Alternate History Maps and Warfare: Battles of Alternative History

KMS Bismarck by AsariGoddess
| March 16, 2019
Categories: Learnin'

Alternate history or “alt hist” has long been a favorite of authors. Essentially a form of science fiction predicated on a “What if” scenario. This exploration of a changed timeline could be based on large scale events, like “what if Nimitz had been defeated by Nagumo at Midway” or upon smaller, seemingly insignificant happenings, like “what if William Walker had defeated the Central American Coalition in 1856?.” These catalyst events are usually referred to as a POD, or “Point of Departure” from the real history we know in our world. Not surprisingly, most alternate history fiction is in some way related to warfare.

This leads to entirely different maps, changed politics, and (usually) a drastically altered timeline.

The popular television series Man in the High Castle (itself based upon the novel by Philip K. Dick) is an example of alt history, as is the forthcoming Maelstrom Rising (Triarii) series by author (and Breach-Bang-Clear contributor) Pete Nealen.

This article will be updated with additional material. 

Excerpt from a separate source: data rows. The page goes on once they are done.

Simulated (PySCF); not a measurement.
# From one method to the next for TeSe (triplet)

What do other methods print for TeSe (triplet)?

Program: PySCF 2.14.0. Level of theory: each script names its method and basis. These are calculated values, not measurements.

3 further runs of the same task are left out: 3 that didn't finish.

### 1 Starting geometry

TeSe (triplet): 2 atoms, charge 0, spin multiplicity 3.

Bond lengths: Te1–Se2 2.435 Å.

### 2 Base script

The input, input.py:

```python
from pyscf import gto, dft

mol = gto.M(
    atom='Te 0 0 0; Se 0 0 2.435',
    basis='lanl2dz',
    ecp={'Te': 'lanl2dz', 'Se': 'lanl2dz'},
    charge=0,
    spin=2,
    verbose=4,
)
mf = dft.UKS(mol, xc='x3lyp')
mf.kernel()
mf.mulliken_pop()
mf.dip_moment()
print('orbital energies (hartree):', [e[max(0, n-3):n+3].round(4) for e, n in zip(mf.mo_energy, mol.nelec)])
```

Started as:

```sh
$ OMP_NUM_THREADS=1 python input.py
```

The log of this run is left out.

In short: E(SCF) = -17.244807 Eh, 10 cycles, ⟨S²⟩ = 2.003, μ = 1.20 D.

Cover photo, above: KMS Bismarck passing Abd al Kuri en route to Suquotra, May 12, 1943. The battleship and accompanying vessels, including KMS Seydlitz (an Admiral Hipper class heavy cruiser) were assigned the task of supporting landing operations on the island by MSK (Marinestosstruppkompanie) troops and elements of II Division Indigini commanded by Hamid Idris Awate. The assault, conducted against the highly motivated but badly outnumbered No. 3 BN, 14th Punjab Regiment, was successful and the Fliegerführer Sokotra was emplaced.1

It’s always good to find a new author or book you enjoy, and better still if you find an anthology that recommends new authors to you in its collected tales. Happily, such is the case of Those in Peril, book 1 of the Phases of Mars series. Better still, not only is it full of good stories, it features one of our crew in it: Phil Bolger!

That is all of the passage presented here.